Recovering an old well .....
We discovered a brick-lined well on the property of our 1860's farmhouse. The family who owned the property remembers there being a hand pump on top of it at one point many years back. I'm trying to decide what to do with it now. Here are the specifics; the well is 4' wide and 33' deep. Regardless of conditions, time of year, etc. there is always 3' to 4' of water sitting in it. It is cool, clear, clean, no ordor, etc. I tossed a trash pump down with a 2" fire hose connected to it and ran it for 15 minutes at about 10 gallons a minute before it started sucking air. After it rested for 10 minutes, I pumped another 60 gallons out of it before it got tired. With this being said; what can I use the well for ??? Will it produce enough water to water the lawns with ??? Would I be better off going back to an old style hand pump and use it for small watering tasks, etc. An 1860's map of the area shows springs surrounding the property. Any thoughts at all would be appreciated. Thank you !!!

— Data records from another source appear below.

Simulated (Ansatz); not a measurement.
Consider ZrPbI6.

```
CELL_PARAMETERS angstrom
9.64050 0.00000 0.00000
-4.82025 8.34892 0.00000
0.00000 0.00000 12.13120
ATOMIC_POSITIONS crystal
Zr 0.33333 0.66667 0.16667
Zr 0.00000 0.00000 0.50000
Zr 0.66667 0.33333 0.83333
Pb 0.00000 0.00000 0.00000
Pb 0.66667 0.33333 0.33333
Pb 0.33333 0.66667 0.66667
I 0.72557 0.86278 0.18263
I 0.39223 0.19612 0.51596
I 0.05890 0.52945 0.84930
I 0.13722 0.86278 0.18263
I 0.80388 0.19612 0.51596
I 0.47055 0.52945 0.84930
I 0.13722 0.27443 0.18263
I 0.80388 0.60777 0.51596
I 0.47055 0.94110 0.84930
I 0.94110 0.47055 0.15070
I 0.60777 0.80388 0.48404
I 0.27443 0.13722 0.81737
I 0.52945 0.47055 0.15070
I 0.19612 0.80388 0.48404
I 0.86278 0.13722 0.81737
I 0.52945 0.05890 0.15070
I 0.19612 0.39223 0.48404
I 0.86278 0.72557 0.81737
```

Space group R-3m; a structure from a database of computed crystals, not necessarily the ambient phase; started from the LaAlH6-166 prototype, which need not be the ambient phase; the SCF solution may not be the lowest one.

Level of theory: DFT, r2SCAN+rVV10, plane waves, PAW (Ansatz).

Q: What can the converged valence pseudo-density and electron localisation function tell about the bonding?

If You Want to Use the Well
At 33 ft deep with 3 or 4 ft of water, you have about 30 ft of lift. That is too much for reliable operation with a shallow well jet at the top of the well.
Most inexpensive sump pumps don't have enough head to give you any useful pressure if they even have enough to get over the top of the well. High pressure ejector pumps are serious overkill for both flow and $$$$$$.
My engineered solution, given your 4 ft diameter well and apparent capacity of maybe 6 gallons per minute, would be to hang a 1/2 HP shallow well jet pump about 10 to 15 feet down in the well (Maximum 20 ft or so above the water, lower is better). Use a 1 1/4 suction line with a foot valve, and a 1" poly discharge line. Make provision for priming from the top.
You can make a little rig to let the pump down from the top without having to climb into the well. Put the pump on a wooden base and suspend the base from three separated lines to a suspension point about 5 ft above the base. That will keep it from tipping due to unbalances. When you balance it, keep in mind that the pipes will be full of water after it starts to run. If you sling it right you can let it down with a single rope.
Put a secure but vented cover on the well to keep the pump as dry as possible, but the heat from running it ocassionally should protect the motor.
Since it is a low capacity well, I would put a float switch in the bottom of the well to shut off when the water goes low (Get a Normally Open "load duty" switch; USA BlueBook 47709 or 47710, 800-548-1234). You can put a weight on it, or buy one with a weight if available, so you can install and adjust it from the top of the well.
If you use a pressure tank, I suggest taking the pressure switch off the motor and putting it outside the well, connected in series with the float switch. It will be so much easier to adjust float and pressure levels.